A novel by Peter Gadol, this is 'a dark, seductive novel' that attempts some wonderful things and simultaneously delivers or fails, depending on who you ask and which reviews you read.

Jason is a lawyer who has lost his job, his wife, everything. In the usual sort of despair he heads to an old family vineyard deep in the Californian wine region. There, he pulls himself together and through obsessional hard work he gains back self respect. His family return, he has a new job and a new passion in his winemaking, and he becomes part of the valley community.

Jason, however, is still restless, and drives maniacally for hours in the night until inevitably he hits and kills a local boy. Without admitting his own guilt, he takes on the defense of the drifter convicted of the hit and run.

The novel's premise isn't a bad one, but it remains merely a premise...hinges on inaction and a narrative tone that is lugubrious. After pages and pages of Jason's dithering, there's a brief episode ...toward the end of the book...raising the reader's hopes. But Jason persists in being an unredeemed bore. We can only yawn and agree when he admits, "Little made sense to me. Nothing added up."

Excerpt from a N.Y. Times Book Review

Hrm. I liked the premise very much, and I did not find the narrative to be boring, nor excessive, nor slow in the slightest. Unrushed and serious at the same time, perhaps. Evenly paced, even.

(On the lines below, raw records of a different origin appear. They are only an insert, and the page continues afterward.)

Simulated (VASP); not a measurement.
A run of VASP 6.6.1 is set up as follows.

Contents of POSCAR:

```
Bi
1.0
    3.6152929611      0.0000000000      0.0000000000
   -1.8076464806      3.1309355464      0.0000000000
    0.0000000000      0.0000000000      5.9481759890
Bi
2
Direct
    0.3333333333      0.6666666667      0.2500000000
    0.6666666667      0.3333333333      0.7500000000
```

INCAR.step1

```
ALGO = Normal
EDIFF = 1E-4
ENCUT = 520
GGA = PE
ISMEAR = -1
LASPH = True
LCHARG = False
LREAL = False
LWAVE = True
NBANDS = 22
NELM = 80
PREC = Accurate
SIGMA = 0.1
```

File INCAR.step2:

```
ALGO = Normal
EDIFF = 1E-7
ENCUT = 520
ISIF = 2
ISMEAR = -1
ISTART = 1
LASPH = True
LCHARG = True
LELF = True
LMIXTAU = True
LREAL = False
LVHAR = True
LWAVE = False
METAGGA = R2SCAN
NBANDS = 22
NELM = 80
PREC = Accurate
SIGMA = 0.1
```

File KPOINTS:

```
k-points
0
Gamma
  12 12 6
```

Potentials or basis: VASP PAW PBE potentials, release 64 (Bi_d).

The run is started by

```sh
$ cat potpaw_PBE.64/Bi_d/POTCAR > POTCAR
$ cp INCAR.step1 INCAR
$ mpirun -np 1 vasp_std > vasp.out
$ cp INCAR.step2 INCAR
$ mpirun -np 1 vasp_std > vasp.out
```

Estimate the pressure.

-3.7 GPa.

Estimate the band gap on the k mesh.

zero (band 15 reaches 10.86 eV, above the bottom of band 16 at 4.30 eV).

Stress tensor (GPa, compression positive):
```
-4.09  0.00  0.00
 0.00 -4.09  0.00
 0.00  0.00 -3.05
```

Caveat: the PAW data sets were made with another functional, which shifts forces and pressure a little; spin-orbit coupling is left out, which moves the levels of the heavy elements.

The Long Rain is a good book. It has a steady, measured pace and Gadol plays a bit with the reader's expectations. The depiction of Jason's life are so real that you almost feel the crushing weight of the guilt he bears and the choices he makes. It is a little pathetic to see the vines flourish and suffer in reflection of Jason's changing fortunes, but the author makes it work. The end, too, may be fairly foreseeable but the valley roads that take you there are not and Gadol is good at painting complex motivations of human beings.